Get up gingerly next time you stand up. Smell roses. In this piece, I want to increase my comfortability speaking from the bottom of my heart again.
I’ve always wanted to front and tell ya that it’s been you I want walking down the aisle beside me.
My shyness comes in 10 pound bags and gags any and all attempts to be bold. I turn cold when that shyness turns to fright. I’ve always wanted to be a father. I still do. That gets these anchors holding me down to lift their eyebrows and voices.
Let’s tune them out in synchronicity, harpoon. I’ll pull you through. Do the same when I can’t find my way back to you. I have many scars on my heart and I bend fields of view to include you all the time.
A hand to hold would be great. Break me in like an old mit. Don’t take half of what I say seriously when you can hear my teeth chattering. I’m working relentlessly to show my heart, show that I’m doing what God wants. I’d love to tell you I love you. Will I get panned? Will I? Will beautiful sunsets be something we stare at together? Will you please tell me to stop worrying? Please. Thanks for encouraging me to express what frightens me!

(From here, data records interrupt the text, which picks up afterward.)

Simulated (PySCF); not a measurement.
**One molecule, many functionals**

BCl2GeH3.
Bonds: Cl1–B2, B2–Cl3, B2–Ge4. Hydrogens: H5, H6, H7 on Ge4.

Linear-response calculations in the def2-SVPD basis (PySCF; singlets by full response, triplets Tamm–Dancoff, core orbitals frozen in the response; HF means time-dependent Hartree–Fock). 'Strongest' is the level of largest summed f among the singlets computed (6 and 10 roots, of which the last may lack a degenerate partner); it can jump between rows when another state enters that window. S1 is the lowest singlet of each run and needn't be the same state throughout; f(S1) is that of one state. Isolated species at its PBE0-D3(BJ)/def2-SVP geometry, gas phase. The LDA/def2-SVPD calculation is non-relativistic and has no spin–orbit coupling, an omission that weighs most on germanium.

the room to breathe has been nice.
If you are still open to me filling those shoes, I’ll do everything in my power to flatter you. I will write to you and compile beautiful poetry. Compiling the mass emotions in me enough to sneak ‘em past the ushers has been draining. It’s you I’m back to craving.
Tell me you want only me. Trust that if I understand clearly, you’ll never be subject to anything but pure love, great intentions, warm hugs and blissful kisses ever again. Thanks again for the room to stretch my legs. I miss ya!